"The process handling this request has unexpectedly died... (Error Code 203)"

2,661 views
Skip to first unread message

Charles Batty-Capps

unread,
Aug 4, 2018, 11:53:21 PM8/4/18
to Google App Engine
To whomever at Google with knowledge of this error message,
We are using AppEngine Standard with a mix of Java7/8 (on Tuesday our production environment will all be on Java8). We are using basic scaling, generally with a max of ~20 instances, and we rarely see services scale above 5 instances. We frequently get this error in our logs:

The process handling this request unexpectedly died. This is likely to cause a new process to be used for the next request to your application. (Error code 203)

We used to think this was due to an OOM (perhaps an OOM is one possible root cause), however we've been seeing this error more and more frequently, and checking in the Cloud Console, the services were at low memory usage when it happened, and there was no spike in memory usage or other anomaly. So it's fairly safe to assume that this error has multiple root causes (perhaps any java Error ?) 

This seems to be due to high traffic, but our services getting this error haven't nearly scaled to the maximum allowed configured instances, as mentioned above.

So my question to you is:
  • What are all the root causes of this issue?
  • How can we troubleshoot this issue?
  • FYI, I don't believe this is due to performance; we've done a lot of work on performance and generally requests are under 500ms for all endpoints, except for a few endpoints that may take up to 10s when under load. When we see this error, the request time was often under 100ms. We haven't been seeing any 60s timeouts.

Some troubleshooting info
This is happening mostly for 2 of our microservices, and in deferred tasks of a third microservice. The one that sees this error the most seems to be scaling up and down the number of "active" instances fairly frequently. I'm not sure how "active" is determined, other than the obvious of whether there is traffic to the instance.


This happens for a wide variety of requests; requests from our app to our mobile proxy service, requests between services, and deferred tasks. This happens for some slow requests, for some fast requests, for background threads, etc. So it's quite difficult to pinpoint the cause. We can do some blanket work to try to "generally improve performance" but that's a rather inefficient way to solve this problem. I appreciate any help on this matter and I may also create a support ticket, but the ticket system often doesn't provide very useful info. 

Here are some example requests that all had this error:

 

Thanks for any help!

Charles Batty-Capps

unread,
Aug 5, 2018, 12:06:12 AM8/5/18
to Google App Engine
I would add that when this error happens, it seems to have a cascading effect where multiple requests that were executing very close together in time all have the same failure. In other words, it happens in "clumps" where each clump seems to have a discrete root cause that leads to all the requests in the clump failing together.

Charles Batty-Capps

unread,
Aug 5, 2018, 12:07:24 AM8/5/18
to Google App Engine
We see "spikes" of 5xx errors -- all of the 5xx errors being due to this issue - 


Nick

unread,
Aug 5, 2018, 4:53:43 PM8/5/18
to Google App Engine
When your application fails to handle a request (ie throws out of the request handler rather than returning an error code), appengine treats it as unrecoverable.

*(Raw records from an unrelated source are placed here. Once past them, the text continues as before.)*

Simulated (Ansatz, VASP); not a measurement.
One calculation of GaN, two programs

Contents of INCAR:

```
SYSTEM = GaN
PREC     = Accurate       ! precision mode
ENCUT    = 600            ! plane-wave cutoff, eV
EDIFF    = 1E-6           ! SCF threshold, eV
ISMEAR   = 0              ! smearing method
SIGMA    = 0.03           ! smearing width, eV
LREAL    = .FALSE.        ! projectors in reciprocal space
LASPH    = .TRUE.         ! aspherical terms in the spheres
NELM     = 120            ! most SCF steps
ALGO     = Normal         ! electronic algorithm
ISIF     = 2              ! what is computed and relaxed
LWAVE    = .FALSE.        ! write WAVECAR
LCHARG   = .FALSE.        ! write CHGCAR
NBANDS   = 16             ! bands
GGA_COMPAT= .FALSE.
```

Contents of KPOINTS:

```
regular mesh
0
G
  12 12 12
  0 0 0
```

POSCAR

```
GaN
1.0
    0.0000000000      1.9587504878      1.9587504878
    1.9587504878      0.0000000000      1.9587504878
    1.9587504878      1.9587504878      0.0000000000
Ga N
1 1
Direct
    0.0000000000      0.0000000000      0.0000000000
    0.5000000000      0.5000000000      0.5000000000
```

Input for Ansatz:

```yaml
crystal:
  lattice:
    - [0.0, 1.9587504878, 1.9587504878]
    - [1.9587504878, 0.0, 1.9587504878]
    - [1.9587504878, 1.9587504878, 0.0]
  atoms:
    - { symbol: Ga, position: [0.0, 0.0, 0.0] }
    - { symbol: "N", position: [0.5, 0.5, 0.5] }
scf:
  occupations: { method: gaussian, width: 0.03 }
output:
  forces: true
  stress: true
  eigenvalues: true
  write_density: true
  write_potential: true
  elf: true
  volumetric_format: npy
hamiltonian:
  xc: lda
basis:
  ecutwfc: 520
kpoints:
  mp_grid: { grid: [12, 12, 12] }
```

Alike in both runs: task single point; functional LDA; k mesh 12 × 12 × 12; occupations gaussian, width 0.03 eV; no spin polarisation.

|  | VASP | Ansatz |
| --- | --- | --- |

This leads it to discard the instance, and to do so it has to terminate any concurrent requests. When an app engine API call happens, it will cause that to fail and record 203.

So your causation is probably around the wrong way.
I’d look for errors in your logs closely proceeding the 203 on the same instance - your stack trace should tell you what application error is causing this. You probably have a couple of systemic data driven failure (like NPE) on a service that is causing this.

Note you can probably still turn off concurrent requesting handling per service, so might be able to isolate more effectively at the cost of greater instances running - not sure about that.

Charles Batty-Capps

unread,
Aug 5, 2018, 7:56:04 PM8/5/18
to Google App Engine
Your post may have given me an idea, but the root cause isn't what you think. We always use a REST framework for all our services (the latest version of Jersey currently), so I am 100% certain an unexpected application level exception results in a 500 error and the stacktrace is logged by an Exception handler in Jersey. We never see anything in the logs except for the process death error when this happens.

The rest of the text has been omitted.